• Israel have made steady recent improvement in women’s football
  • Lee Falkon a key member of the national team pushing for France 2019
  • The attacking midfielder is one of the few female Israelis playing abroad

Israel are used to doing it tough in European women’s football where there is often a significant gap between the top nations and those down the pecking order. Shock results are rare, but one of the greatest upsets in recent years was truly seismic.

At the tail-end of qualifying for the 2015 FIFA Women’s World Cup™, Israel managed to secure a win over four-time Women’s World Cup participants and recent UEFA Women’s EURO runners-up, Denmark. The scorer of that lone goal – arguably the most famous in Israel’s history – came from attacking midfielder Lee Falkon.

“Winning that game was, I think, our biggest achievement,” Falkon told FIFA.com. “For us, it was such a huge result. It is a really nice memory, but in the past now, so we need to create more moments like that.”

Falkon is optimistic that Israel can indeed achieve more milestone results, hopefully commencing with this week’s 2019 Women’s World Cup qualifiers away to Austria and Finland. The Israelis were undefeated in preliminary-stage qualifying for France 2019 earlier this year, and are in a highly competitive group that also includes Serbia and Spain.

Footballing wanderlust
At present domiciled on the other side of the world with W-League club Western Sydney Wanderers, Falkon – the only national team player currently based overseas – will miss this week’s international matches, but will be available for the next round early in 2018.

A summer Down Under continues a travel theme for Falkon, who has also enjoyed two stints in Germany, bookmarked either side of a spell at Danish high-flyers Brondby. The latter came about after her goalscoring heroics against Danish.

“For me, it [the goal against Denmark] was a turning point of my career,” Falkon said. “It gave me the opportunity to go abroad and develop myself.

“I’m very privileged to travel through football. I get to do what I love and see the world. There are challenges being away from home, and you need to adjust to every culture. So there are new challenges every time you come to a new team.”

Falkon’s life experiences are far from ordinary. She grew up on a traditional kibbutz, and boasts an American mother as well as Polish lineage.

Long-term view
Israel are just starting to see the fruits of a female academy set up to align with the nation hosting the UEFA Women's Under-19 Championship in 2015. Promising results for both the U-17 and U-19 national teams suggest brighter days ahead.

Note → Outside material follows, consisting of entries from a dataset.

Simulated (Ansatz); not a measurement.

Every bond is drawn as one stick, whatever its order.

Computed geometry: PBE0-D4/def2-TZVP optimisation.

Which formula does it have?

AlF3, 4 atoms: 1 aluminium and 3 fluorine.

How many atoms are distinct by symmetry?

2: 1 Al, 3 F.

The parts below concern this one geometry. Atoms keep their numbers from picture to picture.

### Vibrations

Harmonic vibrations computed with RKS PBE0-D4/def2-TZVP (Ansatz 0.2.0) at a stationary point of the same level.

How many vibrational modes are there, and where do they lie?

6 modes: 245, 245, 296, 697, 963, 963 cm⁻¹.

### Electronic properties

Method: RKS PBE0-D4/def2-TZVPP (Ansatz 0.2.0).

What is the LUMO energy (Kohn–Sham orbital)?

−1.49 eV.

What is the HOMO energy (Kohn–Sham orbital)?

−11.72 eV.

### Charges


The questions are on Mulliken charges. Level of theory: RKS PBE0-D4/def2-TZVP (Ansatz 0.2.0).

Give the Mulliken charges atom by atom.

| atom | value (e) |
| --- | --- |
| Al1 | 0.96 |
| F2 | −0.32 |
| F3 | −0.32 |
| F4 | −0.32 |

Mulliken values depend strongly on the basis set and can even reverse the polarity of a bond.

But what are the short-term goals for the senior side? “The main goal is to improve with every game,” said Falkon. “We have some very tough teams in our group. Personally, I think we need to keep looking forward to the years to come and making sure young players have experience at this [international] level.

“We are starting to catch up, but are still not there yet. At senior level we are hoping for better results in the years to come.

“Football is a very popular sport in Israel, though not so much for girls, but I hope that will change in the next few years. I only played in boys’ teams until I was 13, so I felt a bit unique in that sense at that time.

“I then had to travel an hour for training to play with a girls’ team. Where I grew up there is now a girls’ team for the first time, so that is another sign that times are changing.”